A material’s absorption value is a number from 0 to 1 that indicates the proportion of sound it absorbs at a given frequency. For instance, a brick wall is a highly reflective surface, so you would expect it to absorb very little sound. In fact, the absorption value for an unpainted brick wall varies from 2% to only 7%.

The absorption values for a particular material are often quoted in a table such as the one below.

125 Hz | 250 Hz | 500 Hz | 1 KHz | 2 KHz | 4 KHz | |
---|---|---|---|---|---|---|

α | 0.02 | 0.03 | 0.03 | 0.04 | 0.05 | 0.07 |

Table 4: Absorption values for an unpainted brick wall

Mineral insulation such as fibreglass or Rockwool, on the other hand, is highly absorbent. A 25mm thick layer of fibreglass has the following absorption values:

125 Hz | 250 Hz | 500 Hz | 1 KHz | 2 KHz | 4 KHz | |
---|---|---|---|---|---|---|

α | 0.06 | 0.20 | 0.65 | 0.90 | 0.95 | 0.98 |

Table 5: Absorption values for a 25mm layer of fibreglass

As you can see from Table 5, a 25mm layer of fibreglass is a poor bass absorber, but an excellent high frequency absorber.

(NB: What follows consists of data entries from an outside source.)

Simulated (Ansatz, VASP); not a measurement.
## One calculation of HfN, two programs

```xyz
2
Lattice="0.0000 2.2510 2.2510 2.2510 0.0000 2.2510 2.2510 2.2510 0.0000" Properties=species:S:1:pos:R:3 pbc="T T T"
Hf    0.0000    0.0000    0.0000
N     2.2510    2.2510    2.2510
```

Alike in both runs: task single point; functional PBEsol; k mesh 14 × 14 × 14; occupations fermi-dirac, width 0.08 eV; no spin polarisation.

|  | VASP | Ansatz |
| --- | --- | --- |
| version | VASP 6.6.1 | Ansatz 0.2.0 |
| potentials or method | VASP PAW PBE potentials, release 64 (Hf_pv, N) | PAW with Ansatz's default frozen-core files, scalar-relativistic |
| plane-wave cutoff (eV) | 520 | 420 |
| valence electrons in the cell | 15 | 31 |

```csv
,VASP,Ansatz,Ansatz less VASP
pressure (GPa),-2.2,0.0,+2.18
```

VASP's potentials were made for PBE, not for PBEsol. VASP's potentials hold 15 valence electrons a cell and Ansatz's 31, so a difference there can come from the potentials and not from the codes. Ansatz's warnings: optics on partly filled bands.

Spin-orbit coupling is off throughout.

In order to arrive at an average absorption value for your room as a whole, Sabine developed the following procedure:

- Work out the surface area of all the different materials in the room.
- Multiply the area of each surface type by its absorbency value to give an answer in Metric Sabins. This value is also referred to as square metre absorption units (smau).
- Add up the total Metric Sabins for all the surfaces in the room. This is now the value for A in the denominator of Sabine’s equation. See Equation 18.

## Worked example using Sabine’s equation

For example, a room has the following dimensions 10m x 5m x 3m (L x W x H).

Room volume = L x W x H
= 10 x 5 x 3
= 150m^{3}
Internal surface areas:
Floor = L x W
= 10 x 5
= 50m^{2}
Ceiling = L x W
= 10 x 5
= 50m^{2}
Walls = 2(L x H) + 2(W x H)
= 2(10 x 3) + 2(5 x 3)
= 90m^{2}
Total internal surface area
= Floor + Ceiling + Walls
= 50m^{2} + 50m^{2} + 90m^{2}
= 190m^{2}

The floor, ceiling and walls have the following respective absorbency values: 0.05, 0.7 and 0.25.

Absorption of floor = 50m^{2} x 0.05
= 2.5 Metric Sabins
Absorption of ceiling = 50 m^{2} x 0.7
= 35 Metric Sabins
Absorption of walls = 90 m^{2} x 0.25
= 22.5 Metric Sabins
Total smau for the room = 2.5 + 35 + 22.5
= 60 Metric Sabins

RT60 = (0.161 * V) / A = (0.161 * 150) / 60 = 0.4s

Now putting the values for room volume and total Metric Sabins into Sabine's equation, we can obtain the following predicted reverberation time:

You have now quantified one of the basic acoustic properties of a room.

Assuming that the room for which this prediction has been made can support a well diffused sound field, then the predicted value should be close to the measured value.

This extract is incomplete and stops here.